State-of-the-art solutions are limited. Bundled distributions such as RedHat and SuSE include a set of mutually compatible dependencies, but they ensure stability by relying on old versions of software. Rarely is the distribution’s version of a package the same one needed by the Lab’s proprietary codes. Techniques like semantic versioning have become popular for expressing software compatibility, but they need humans to specify versions correctly, and many packages have not adopted this convention. A third approach, favored by large corporations and called live at head, ensures stability by using extensive testing, but it requires all users to work with the latest version and the same configuration of all packages. The HPC community requires more flexibility than this approach allows, so the BUILD team seeks a better solution.
A Logic Puzzle
The compatibility problem is analogous to a jigsaw puzzle, where the pieces fit together in a certain way. When a new version of one piece is introduced, the tab on one side may change to a pocket, or vice versa, or multiple sides may change. Connections to that piece must be reexamined, then secondary connections, and so on until all dependencies are updated or confirmed to work. As software progresses in time, new or modified pieces cause more constraints on neighboring pieces. The decision process determines how pieces are affected—and which are unaffected—as changes propagate throughout the puzzle.

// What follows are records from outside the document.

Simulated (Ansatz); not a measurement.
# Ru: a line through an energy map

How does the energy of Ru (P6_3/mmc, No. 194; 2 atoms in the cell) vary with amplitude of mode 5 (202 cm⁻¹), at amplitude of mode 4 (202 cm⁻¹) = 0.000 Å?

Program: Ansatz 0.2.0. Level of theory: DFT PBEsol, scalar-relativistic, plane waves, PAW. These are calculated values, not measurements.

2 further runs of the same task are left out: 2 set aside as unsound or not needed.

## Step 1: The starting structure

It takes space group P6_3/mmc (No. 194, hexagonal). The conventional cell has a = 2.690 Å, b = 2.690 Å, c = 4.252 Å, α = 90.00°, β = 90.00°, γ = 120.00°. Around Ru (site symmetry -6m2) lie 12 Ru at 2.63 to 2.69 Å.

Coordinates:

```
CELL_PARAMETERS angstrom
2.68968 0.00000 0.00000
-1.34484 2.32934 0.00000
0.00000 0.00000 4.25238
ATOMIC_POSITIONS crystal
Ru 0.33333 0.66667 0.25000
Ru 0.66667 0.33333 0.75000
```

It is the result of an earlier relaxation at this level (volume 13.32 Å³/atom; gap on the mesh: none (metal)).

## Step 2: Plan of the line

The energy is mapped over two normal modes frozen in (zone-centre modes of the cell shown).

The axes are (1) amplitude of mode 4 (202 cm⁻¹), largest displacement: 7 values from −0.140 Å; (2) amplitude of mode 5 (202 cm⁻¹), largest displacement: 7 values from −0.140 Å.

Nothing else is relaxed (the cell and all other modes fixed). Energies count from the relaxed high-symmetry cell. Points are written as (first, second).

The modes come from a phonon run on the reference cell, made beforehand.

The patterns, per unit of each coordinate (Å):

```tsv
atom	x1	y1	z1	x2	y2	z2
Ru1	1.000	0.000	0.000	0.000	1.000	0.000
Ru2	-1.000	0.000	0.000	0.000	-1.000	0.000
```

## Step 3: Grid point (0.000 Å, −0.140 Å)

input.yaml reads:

Given an arbitrary set of puzzle pieces, finding compatible configurations is a type of NP-hard problem, which means that, in the worst case, finding a solution will always require trying and checking every combination of puzzle pieces. (Read more about edge-matching puzzles.) Solvers for NP-hard problems have made great strides in the past two decades. Using algorithms like CDCL (conflict-driven cause learning), very large industrial problems can now be solved far more quickly than the worst-case scenario. According to Gamblin, “The time is right to apply advanced solvers to the build configuration problem.” If an algorithm can find the optimal compatibility solution quickly, then developers can streamline and automate software integration. Solving software compatibility problems correctly and efficiently lies at the heart of the BUILD project.
The project will build on Spack—the widely adopted package manager with a repository of more than 5,000 packages. Created by Gamblin in 2013 and today supported by a core development team, Spack already incorporates package configuration capabilities with dependency solving techniques.
The project team is seizing the opportunity to expand Spack’s capabilities beyond managing packages and their versions to considering how packages are built. A software library’s application binary interface (ABI) defines how the program interacts with other packages. Gamblin states, “Package managers currently consider very little about ABI, but it provides us with ground truth about compatibility. Focusing on ABI will give us a deeper understanding of library compatibility, and may enable us to auto-generate many of the constraints that are currently encoded manually using software versioning.” Accordingly, BUILD’s four integrated research and development thrusts confront these questions: What makes software packages compatible? How can compatibility be assessed automatically? How can valid configurations be discovered, and, among those, what are the optimal configurations?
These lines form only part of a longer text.